SEC Provides Relief Related to MiFID II Research Payment Provisions

The SEC issued three no-action letters to enable market participants to comply with the research provisions of MiFID II while complying with the applicable requirements of U.S. securities laws. MiFID II is due to come into effect on January 3, 2018. The issues addressed by each letter arose because investment advisers subject to MiFID II (“MiFID Managers“) will be required to separate out payments for research from commissions they pay broker-dealers for execution services.

1. Relief for Broker-Dealers from Regulation as Investment Advisers. The Division of Investment Management issued a letter permitting broker-dealers to receive cash payments for research services from MiFID Managers without being subject to regulation as “investment advisers” under the Investment Advisers Act of 1940 (the “Advisers Act“). The relief is required, as such cash payments may constitute “special compensation” for advisory services that may cause a broker-dealer to fall outside the scope of the broker-dealer exclusion from the definition of “investment adviser” in Section 202(a)(11)(C) of the Advisers Act.

The relief applies both where a MiFID Manager pays for research from its own account, and from a separate MiFID-qualifying “research payment account” (an “RPA“), which is an account funded with client money for the purpose of paying for research. Further, the relief extends to payments by non-EU managers that are contractually required to comply with the research payment provisions of MiFID II (e.g., a non-EU sub-adviser appointed by a MiFID Manager). The Division granted the relief for 30 months from the implementation of MiFID II.

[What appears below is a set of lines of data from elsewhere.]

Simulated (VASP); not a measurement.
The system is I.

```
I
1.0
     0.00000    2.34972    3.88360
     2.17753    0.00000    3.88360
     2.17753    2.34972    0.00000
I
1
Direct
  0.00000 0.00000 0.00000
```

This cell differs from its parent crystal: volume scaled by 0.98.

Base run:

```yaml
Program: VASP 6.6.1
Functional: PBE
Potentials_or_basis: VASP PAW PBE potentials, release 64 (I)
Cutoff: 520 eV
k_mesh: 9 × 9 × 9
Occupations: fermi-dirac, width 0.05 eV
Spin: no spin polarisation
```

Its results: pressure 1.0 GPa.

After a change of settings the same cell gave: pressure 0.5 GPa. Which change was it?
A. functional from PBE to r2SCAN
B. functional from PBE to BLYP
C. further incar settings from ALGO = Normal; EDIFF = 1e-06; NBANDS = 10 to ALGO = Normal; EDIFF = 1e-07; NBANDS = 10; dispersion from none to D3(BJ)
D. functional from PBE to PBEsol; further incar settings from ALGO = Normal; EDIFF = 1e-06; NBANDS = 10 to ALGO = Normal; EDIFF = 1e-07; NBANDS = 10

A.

2. Aggregation of Orders by Investment Advisers. The Division of Investment Management issued a second letter permitting investment advisers to aggregate client orders if clients pay the same pro rata share of execution costs, even if they pay different amounts for research. Under prior guidance, the SEC permitted investment advisers to aggregate client orders where clients shared all transaction costs (which could include research costs) on a pro rata basis. As MiFID II will result in different clients paying different sums for research, the SEC relief limits the cost-sharing requirement to execution costs. The letter requires investment advisers to implement specified policies and procedures to ensure that they otherwise aggregate (and subsequently allocate) client orders fairly.

3. Reliance on Section 28(e) Safe Harbor by Advisers Making Cash Payments for Research with Client Funds. Section 28(e) of the Exchange Act establishes a safe harbor that permits investment advisers to use client funds to purchase “brokerage and research services” for their managed accounts without breaching their fiduciary duties to clients. The Division of Trading and Markets issued a letter to permit a MiFID Manager to use client funds to make payments for research through a client-funded RPA in reliance on Section 28(e). The relief was requested because Section 28(e) arrangements typically contemplate that an investment adviser will make a single “bundled” commission payment to a broker-dealer to cover both execution and research services. Under MiFID II, a MiFID Manager will be required to make separate payments for execution and research services, and retain control of any RPA account used to make payments for research services with client money. The letter acknowledges that, notwithstanding these different payment mechanics, a MiFID Manager should be permitted to rely on Section 28(e) provided the executing broker-dealer is contractually obligated to pay for research through use of an RPA, and the arrangement otherwise meets the requirements of Section 28(e).

While SEC Chair Jay Clayton said that the relief represents a “measured approach” that allows U.S. market participants to comply with MiFID II without significantly changing the U.S. regulatory approach, Commissioner Kara Stein argued that the relief merely “kicks the can down the road” without addressing key policy questions regarding the U.S. approach to the transparency of fees relating to research and trading.

Lofchie Comment: Notwithstanding Commissioner Stein’s comment as to kicking the can down the road, kudos to Chair Clayton for adopting a fairly long-term no-action letter that gives both regulators and market participants an opportunity to see what the effects of the MIFID rule changes might be, whether the U.S. rules should be changed, and, if so, what those rule changes should be. It is a waste of Commission and industry resources to adopt short-term no-action letters that must be continually renewed. While thirty months may seem a long time, the reality is that the SEC still has significant Dodd-Frank rulemaking on its plate, as well as numerous other issues that are also pressing, such as market structure and corporate disclosure.

Further, it should be pointed out that the SEC issued the no-action letters because the Europeans have adopted regulations that are inconsistent with the U.S. Securities Exchange Act. While Commissioner Stein is right in asserting that Section 28(e) of the Securities Exchange Act may not be good public policy, there are very good arguments to be made that it is; i.e., that the Section encourages the production of investment research. This is the determination that Congress made when it adopted the statutory provision. If the determination seems no longer correct, then, at least insofar as U.S. market participants are concerned, it is the U.S. Congress that should reverse the determination, not the Europeans.